Strings Tutorial


Strings are the data type that enable you to work with textual data.

So far, you have learned how to:

  1. Write literals such as "hello, world"
  2. Convert other types into strings, str(110) evaluates to "110"
  3. Build strings through concatenation "COMP" + str(110) evaluates to "COMP110"

But what, really, are strings?

In this lesson, we will deepen on our understanding of strings. We will zoom in on strings and look at them up close narrowing in on individual characters and ask what really is a character?

Accessing characters of a str

Textual data is made up of a sequence of characters. For example, the str "hello" comprises the characters 'h', 'e', 'l', 'l', 'o'. For the computer to represent and be work with string, it must certainly also be able to work with characters.

It is worth noticing the distinction between characters and letters. Textual data must comprise of more than just letters! There are numbers, spaces, tabs, new lines, many alphabets 爱, and even emoji 🤠 that are also characters in text. Strings are a sequence of characters.

The Python programming language, along with many other languages, have a special notation when accessing an individual item in a sequence called subscript notation. This notation gives you the ability to ask a sequence for its “item at position int index”. The int index begins counting from 0, such that the item at index 0 is the first item, the item at index 1 is the second item, and so on.

Subscript Notation

Subscript notation uses square brackets [ ] to surround an int index expression. This notation follows a str expression. For example, "abcd"[0] evaluates to the character 'a' and "abcd"[1] evaluates to the character 'b'. Typically, you will subscript off of a variable storing a str and not a string literal. As an example, try the following in a Python REPL:

>>> a_str = "abcd"
>>> print(a_str[0])
a
>>> print(a_str[3])
d
>>> print(a_str[4])
IndexError: string index out of range

Notice in the example above, if you ask for an index beyond its maximum index it will lead to an IndexError.

Use len to find a str’s length

It’s helpful to know how many characters are in a str, to avoid writing code that leads to an IndexError. Python has a built-in len function that will tell you the “length” of any str.

>>> print(len("abcd"))
4
>>> message = "a b c"
>>> print(len(message))
5
>>> print(message[len(message) - 1])
'c'

Notice in the second example of len above the length of str "a b c" is 5. Remember, our emphasis is on characters and spaces are characters.

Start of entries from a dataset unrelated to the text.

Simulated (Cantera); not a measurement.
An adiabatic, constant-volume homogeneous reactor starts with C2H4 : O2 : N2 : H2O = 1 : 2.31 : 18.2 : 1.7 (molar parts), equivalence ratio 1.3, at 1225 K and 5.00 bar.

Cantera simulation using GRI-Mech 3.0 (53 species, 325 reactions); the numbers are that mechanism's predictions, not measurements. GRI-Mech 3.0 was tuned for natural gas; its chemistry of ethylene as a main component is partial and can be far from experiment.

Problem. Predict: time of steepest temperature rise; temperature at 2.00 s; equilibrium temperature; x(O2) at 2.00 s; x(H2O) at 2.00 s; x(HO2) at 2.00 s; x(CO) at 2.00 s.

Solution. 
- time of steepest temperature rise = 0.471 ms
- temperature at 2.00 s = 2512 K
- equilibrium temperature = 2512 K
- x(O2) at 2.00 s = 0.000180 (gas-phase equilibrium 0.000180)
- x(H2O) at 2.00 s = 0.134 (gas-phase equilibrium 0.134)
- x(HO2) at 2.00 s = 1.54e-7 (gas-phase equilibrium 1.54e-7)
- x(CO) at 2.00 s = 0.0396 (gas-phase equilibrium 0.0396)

Also notice, since sequences begin indexing at 0, the last character’s index is always one less than the length of the sequence.

As a bit of foreshadowing, both the subscript notation and len will be used to work with many other sequences and collections of data beyond just strings.

Using int Expressions in Subscript Notation

It was mentioned in passing above, but must be addressed with emphasis now, the index number is an int expression. Beyond simple int literal values, you can form any expression you’d like as long as it evaluates to an int. This is a SUPER POWER!

This means you can subscript with int variables, which is very common, but also int arithmetic and function calls to functions that return an int. Let’s focus on the former with an example:

>>> s = "asdf"
>>> i = 0
>>> print(s[i])
a
>>> i += 1
>>> print(s[i])
s
>>> i += 1
>>> print(s[i])
d
>>> i += 1
>>> print(s[i])
f
>>> i += 1
>>> print(s[i])
IndexError: string index out of range

Notice, since i is an int variable we can access it from within the subscript notation of s[i]. Since we can reassign new values to i while the program is running, that means we can control which index the expression s[i] refers to at runtime.

Also notice the same two statements are repeated and the effect was to move index-by-index through the characters of the string. When you find yourself writing repeating statements it is a strong indicator you can use a loop to achieve your goal. As you know, though, loops have a test condition that ends the looping behavior. To loop over all items in a str, you can use its len as part of the loop condition.

>>> s = "hiya!"
>>> i = 0
>>> while i < len(s):
...     print(s[i])
...     i += 1
...
h
i
y
a
!

With this capability, you can write algorithms that are guided by the individual characters it is made of. For example, when a website checks your password to be sure it meets some criteria such as a minimum length and contains certain special characters, numbers, and letters… you could now write that function!

These same concepts of working with items in a sequence using subscript notation are applicable far beyond just string data. In the near future we will learn about lists which give you the ability to form sequences of items of any type not just characters. The same syntax, concepts, and general patterns for thinking apply there, too.

Characters

If a str is a sequence of characters, what are characters?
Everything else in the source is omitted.